Geometric approach to the Hamilton-Jacobi equation and global parametrices for the Schr\"odinger propagator

TL;DR

This paper develops a geometric method to construct global parametrices for the Schr"odinger propagator with quadratic potentials, avoiding caustics and enabling semiclassical approximations.

Contribution

It introduces a geometric approach to the Hamilton-Jacobi equation that constructs Fourier Integral Operators for large times, bypassing classical flow caustics.

Findings

Constructed a family of Fourier Integral Operators for the Schr"odinger propagator.

Provided a detailed analysis of the phase function to recover WKB approximations.

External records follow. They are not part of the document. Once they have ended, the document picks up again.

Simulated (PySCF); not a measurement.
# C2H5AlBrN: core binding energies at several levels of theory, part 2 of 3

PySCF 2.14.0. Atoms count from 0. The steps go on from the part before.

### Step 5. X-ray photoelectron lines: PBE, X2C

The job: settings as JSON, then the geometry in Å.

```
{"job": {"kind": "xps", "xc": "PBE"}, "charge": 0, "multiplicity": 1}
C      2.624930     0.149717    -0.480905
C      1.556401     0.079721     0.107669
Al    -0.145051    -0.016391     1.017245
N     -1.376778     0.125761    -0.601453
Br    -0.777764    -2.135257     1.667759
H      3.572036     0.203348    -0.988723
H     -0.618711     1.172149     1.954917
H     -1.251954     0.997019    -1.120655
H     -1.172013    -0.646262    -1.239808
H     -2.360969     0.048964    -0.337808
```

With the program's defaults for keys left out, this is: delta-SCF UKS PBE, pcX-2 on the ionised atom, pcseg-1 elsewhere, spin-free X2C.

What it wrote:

Achieved a global parametrix valid for arbitrary large times with quadratic potentials.

Abstract

We construct a family of Fourier Integral Operators, defined for arbitrary large times, representing a global parametrix for the Schr\"odinger propagator when the potential is quadratic at infinity. This construction is based on the geometric approach to the corresponding Hamilton-Jacobi equation and thus sidesteps the problem of the caustics generated by the classical flow. Moreover, a detailed study of the real phase function allows us to recover a WKB semiclassical approximation which necessarily involves the multivaluedness of the graph of the Hamiltonian flow past the caustics.